Writing a literature review is like hosting a dinner party. Don’t you just love a good analogy?
As a literature review writer, or dinner host, it is your job to invite everyone who has done research to debate on a specific topic around your dinner table. Those researchers who’ve published in the last 5 years have priority seating—but big wigs in the field should also attend.
As the host, it is your job is to listen to your guests, ask probing questions, encourage academic debate, find holes in each other’s research, and to discuss what is still yet to be studied.
Now, let’s listen in on a dinner party much as I describe above. Close your eyes and listen to the clanking of utensils on dishes. Do you hear the various voices and tones? Do you smell the seared steak and steamed vegetables? Do you feel the warmth of the candlelight centerpiece on your face?
Why don’t you sit at the head of the table and listen in for what you might overhear, hosting such a dinner party.
Really? That’s interesting, because in my study, I used a different methodology with a similar population and found something very different then you just described!
What is your explanation for why your results contradict everything else everyone at this table is telling you?
Wait a minute; on what assumption are you making that claim?
What instrument did you use to collect your data? Was it a validated and reliable instrument? Ha! That might explain why our results don’t align. Your results are bogus! I win!
Yeah, but you did not published your study in a peer-reviewed journal. We can’t be certain that your methodology or analysis is sound, because it wasn’t critiqued by a group of your peers prior to publication.
Honestly? You found what? That’s interesting! Tell me more.

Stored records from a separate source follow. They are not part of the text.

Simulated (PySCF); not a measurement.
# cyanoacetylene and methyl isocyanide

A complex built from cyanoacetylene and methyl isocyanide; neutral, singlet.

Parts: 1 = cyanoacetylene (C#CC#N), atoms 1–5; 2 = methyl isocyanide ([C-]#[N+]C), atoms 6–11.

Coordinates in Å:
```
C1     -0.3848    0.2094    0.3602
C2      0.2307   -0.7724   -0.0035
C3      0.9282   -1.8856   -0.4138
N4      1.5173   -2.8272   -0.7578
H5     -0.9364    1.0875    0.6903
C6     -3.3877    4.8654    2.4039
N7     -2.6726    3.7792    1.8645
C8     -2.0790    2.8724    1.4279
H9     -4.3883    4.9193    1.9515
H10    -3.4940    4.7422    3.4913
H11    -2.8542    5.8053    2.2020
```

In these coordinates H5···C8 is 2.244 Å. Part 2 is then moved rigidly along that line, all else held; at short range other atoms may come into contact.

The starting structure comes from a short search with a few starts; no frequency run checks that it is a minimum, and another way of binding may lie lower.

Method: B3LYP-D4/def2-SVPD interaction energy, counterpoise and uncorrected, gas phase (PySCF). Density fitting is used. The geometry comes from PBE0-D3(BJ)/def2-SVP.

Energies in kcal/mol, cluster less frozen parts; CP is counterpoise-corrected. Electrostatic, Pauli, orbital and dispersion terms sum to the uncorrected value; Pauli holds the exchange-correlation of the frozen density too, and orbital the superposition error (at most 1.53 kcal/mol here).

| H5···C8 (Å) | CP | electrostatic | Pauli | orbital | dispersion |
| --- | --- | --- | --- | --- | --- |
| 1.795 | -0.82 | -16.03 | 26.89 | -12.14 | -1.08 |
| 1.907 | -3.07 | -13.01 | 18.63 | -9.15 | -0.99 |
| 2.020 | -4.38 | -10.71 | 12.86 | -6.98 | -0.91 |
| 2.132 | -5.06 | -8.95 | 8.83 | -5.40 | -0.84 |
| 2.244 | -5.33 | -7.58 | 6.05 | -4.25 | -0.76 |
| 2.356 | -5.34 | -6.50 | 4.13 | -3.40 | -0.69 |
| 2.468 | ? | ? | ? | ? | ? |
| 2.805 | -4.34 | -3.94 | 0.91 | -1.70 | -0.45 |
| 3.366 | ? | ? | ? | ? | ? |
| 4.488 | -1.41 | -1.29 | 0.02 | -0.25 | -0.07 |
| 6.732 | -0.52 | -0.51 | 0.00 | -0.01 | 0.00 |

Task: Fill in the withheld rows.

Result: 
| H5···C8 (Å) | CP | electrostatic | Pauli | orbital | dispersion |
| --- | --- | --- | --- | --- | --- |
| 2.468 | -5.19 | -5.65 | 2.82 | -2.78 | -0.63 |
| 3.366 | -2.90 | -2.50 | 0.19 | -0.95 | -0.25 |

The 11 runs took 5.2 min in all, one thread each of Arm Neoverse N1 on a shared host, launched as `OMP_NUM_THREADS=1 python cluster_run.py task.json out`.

But isn’t it possible that you made an assumption that impacted how you interpreted your results?
Through what conceptual framework lens did you analyze the data? Is there another framework that might shed different light on the results?
Humph, well of course you would interpret your results that way, you come from a constructivist standpoint! But from where I’m sitting, those results can be interpreted very differently!
As the dinner host, interjecting poignant questions throughout the dinner discussion is also critical. So, you clear your throat and speak …
Ok, we’ve got an idea of what qualitative researchers think, who at this table approached the problem with a quantitative approach?
If we categorize results of each of your studies by the ages of the participants, do we notice any patterns?
So, what are the gaps yet to be explored? What still needs to be understood on this topic to help solve the problem? What steps do we need to take?
After the meal is over, each researcher shakes your hand and shares with you what an engaging time he/she had talking with their colleagues on this oh-so-important topic.